With the US on a protectionist trajectory and a ‘no deal Brexit’ just around the corner, a chilling economic and political storm is engulfing global trade, writes Rod Oram.
On Wednesday, our Reserve Bank along with its counterparts in India and Thailand made unexpectedly sharp cuts in their official interest rates as trade tensions grow and economic conditions deteriorate around the world.
The two latest anxiety escalators are China’s currency falling below the psychologically important level of seven yuan to the US dollar and the rising probability the UK will crash out of the EU without an exit deal on October 31.
These mark a significantly negative shift in the global trade landscape. Protectionism is on the rise; fair and free trade is increasingly threatened; the willingness of countries to resolve their differences internally and externally is declining; dispute resolution systems are atrophying and increasingly ignored; and international trade is weakening as a driver of economic growth.
Needless to say we’re deeply affected given exports and imports are crucial to our economic well-being. While our two-way international trade is still flowing smoothly, many of our trade diplomacy goals such as an upgrade of our free trade agreement with China and a free trade agreement with the US are looking increasingly unlikely to be achieved.
“Potentially, and more alarmingly than you’ve been reading day-by-day, the US is on a genuinely protectionism trajectory,” says Charles Finny, a former NZ trade negotiator who is now a partner with Saunders Unsworth, the Wellington government relations and public policy consultant.
And Stephen Jacobi, a former trade diplomat who now heads the NZ International Business Forum (and used to run the NZ US Council) says a free trade agreement with the US “is now completely out of the question.”
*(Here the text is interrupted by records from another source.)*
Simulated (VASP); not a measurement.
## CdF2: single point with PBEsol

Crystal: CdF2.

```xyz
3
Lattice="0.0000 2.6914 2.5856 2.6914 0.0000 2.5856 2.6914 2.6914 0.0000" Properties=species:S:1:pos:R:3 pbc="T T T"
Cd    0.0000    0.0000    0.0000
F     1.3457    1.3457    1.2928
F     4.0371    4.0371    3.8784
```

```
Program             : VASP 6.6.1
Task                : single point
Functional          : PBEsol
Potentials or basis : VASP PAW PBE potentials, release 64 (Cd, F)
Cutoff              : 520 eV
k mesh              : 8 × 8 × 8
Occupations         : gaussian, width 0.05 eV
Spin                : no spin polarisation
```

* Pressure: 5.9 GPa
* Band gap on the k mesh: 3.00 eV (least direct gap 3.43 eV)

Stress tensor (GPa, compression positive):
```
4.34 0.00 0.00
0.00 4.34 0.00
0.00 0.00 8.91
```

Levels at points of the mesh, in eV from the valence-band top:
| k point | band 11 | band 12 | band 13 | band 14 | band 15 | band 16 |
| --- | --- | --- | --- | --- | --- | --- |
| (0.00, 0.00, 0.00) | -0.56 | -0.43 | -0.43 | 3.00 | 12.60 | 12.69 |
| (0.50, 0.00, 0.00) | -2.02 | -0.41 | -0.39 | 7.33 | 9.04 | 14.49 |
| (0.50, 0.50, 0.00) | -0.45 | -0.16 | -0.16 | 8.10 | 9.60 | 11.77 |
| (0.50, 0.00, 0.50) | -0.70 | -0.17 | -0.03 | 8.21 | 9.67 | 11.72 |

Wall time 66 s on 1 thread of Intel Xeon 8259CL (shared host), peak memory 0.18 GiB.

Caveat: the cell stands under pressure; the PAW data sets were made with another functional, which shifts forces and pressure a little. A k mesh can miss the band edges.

“The world used to count on the US as an advocate for multilateral trade. But the Washington policy environment has completely changed. It has shifted way back to bilateralism and protectionism,” Jacobi says. Thus, in our FTA negotiations with the US it would demand greater access for US drug makers to our market, while denying us increased access to its dairy markets. Neither proposition would be acceptable here to business, the Government and the public.
Two fierce foes
President Trump has been a passionate believer for more than 30 years in tariffs and other trade restrictions. His latest imposition of tariffs on China from September 1 will take the average US tariffs on Chinese imports to 21.5 percent from 3.1 percent in 2017, says the Peterson Institute for International Economics.
The trade war is causing new Chinese investment in the US economy to dry up. It fell to US$5.4 billion in 2018 from a peak of $46.5b in 2016, a drop of 88 percent. Preliminary figures for the first four months of this year suggested only a modest uptick, with transactions valued at US$2.8b.
“The trade war is reaching the point where it becomes a significant drag on the US economy,” says economist Paul Krugman. “The Fed probably can’t offset the harm the trade war is doing, and is probably getting less willing even to try.”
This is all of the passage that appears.